Remote collaborative working

comparison of remote pair programming tools

The majority of my colleagues are not based in the same office, or even country, so to practice \ do pair programming we need to do some form of screen sharing. We have used webex, which was working well enough until it stopped working due to some technical issue on Gentoo (Cisco not supporting webex on 64bit OS and browser).

Trying to get it to work was not successful, so we looked for alternatives.  The tools we tried out were:

  • Floobits IntelliJ idea plugin
  • HP RGS

I’ll try and produce a comparison of each of these collaborative tools as I’ve experienced them.

Webex

Webex is a web conferencing tool owned and developed by Cisco.  You have to have a webex account and I don’t think that it’s free to use; I’m using it via work, so I have an account with my work email address.

A 32bit browser and 32bit Java plugin is required to use webex.  It opens an applet where you can have whiteboard and participant chat window.  The feature I’ve mainly used is the Share Desktop tool.  This will share the entire of your desktop to who joins the meeting, this includes all running applications and even notifications.  This can be good and bad.  The good is that when you run ‘stuff’, it is all seen, including error messages and the state of what ever it is that you’re demonstrating; so this will give an accurate depiction of what is happening.

The not good bit is that you don’t control what your participants see when you share the entire desktop; IM’s, emails, etc.

When sharing the entire desktop, the resolution of the screen(s) is sent as is, if the participants have a smaller resolution that you do, they will have a window with scrolly bars and have to do some jigging around of window positioning.  This is ok when it’s one person that has joined the conference, but may not be great when a number of people join who have a smaller resolution that the host.

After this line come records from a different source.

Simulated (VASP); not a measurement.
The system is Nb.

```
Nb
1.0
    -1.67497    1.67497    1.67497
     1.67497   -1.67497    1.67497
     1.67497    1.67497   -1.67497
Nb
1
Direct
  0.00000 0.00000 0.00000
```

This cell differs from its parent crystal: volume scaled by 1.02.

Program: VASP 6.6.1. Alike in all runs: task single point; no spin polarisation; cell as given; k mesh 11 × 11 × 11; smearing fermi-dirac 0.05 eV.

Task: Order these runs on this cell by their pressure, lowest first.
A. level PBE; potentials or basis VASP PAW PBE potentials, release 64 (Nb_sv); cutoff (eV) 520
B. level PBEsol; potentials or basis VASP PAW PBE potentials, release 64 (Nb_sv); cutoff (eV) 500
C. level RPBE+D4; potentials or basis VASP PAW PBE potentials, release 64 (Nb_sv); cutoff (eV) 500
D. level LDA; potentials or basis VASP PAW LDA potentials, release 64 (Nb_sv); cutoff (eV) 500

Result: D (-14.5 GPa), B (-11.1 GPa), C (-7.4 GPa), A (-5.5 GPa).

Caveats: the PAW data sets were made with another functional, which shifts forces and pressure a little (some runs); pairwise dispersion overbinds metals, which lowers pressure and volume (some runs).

It is possible to choose an application to share, so only that application is displayed to the participants.  I’ve not used this feature much at all, so can’t comment on it other than, it worked.

One thing that webex lacks is support for application key shortcuts, these are just not sent.  I like command keybindings to do stuff quickly and use the mouse as little as possible.

The usage scenario is that one person will schedule the web conference and send out a link, people join the conference.  A voice conference call is up at the same time too.  The conference initiator \ host is usually the one who shares their desktop \ application and with the people on the phone viewing, commenting and discussing what’s to be done.

When it worked, it was good enough.

Floobits

Floobits is a an IDE plugin that allows code to be edited by multiple people at the same time in a session \ workspace.  Again, you need some kind of accounts on with floobits and create workspaces (repositories) and upload code to it in a public or private workspace (repository).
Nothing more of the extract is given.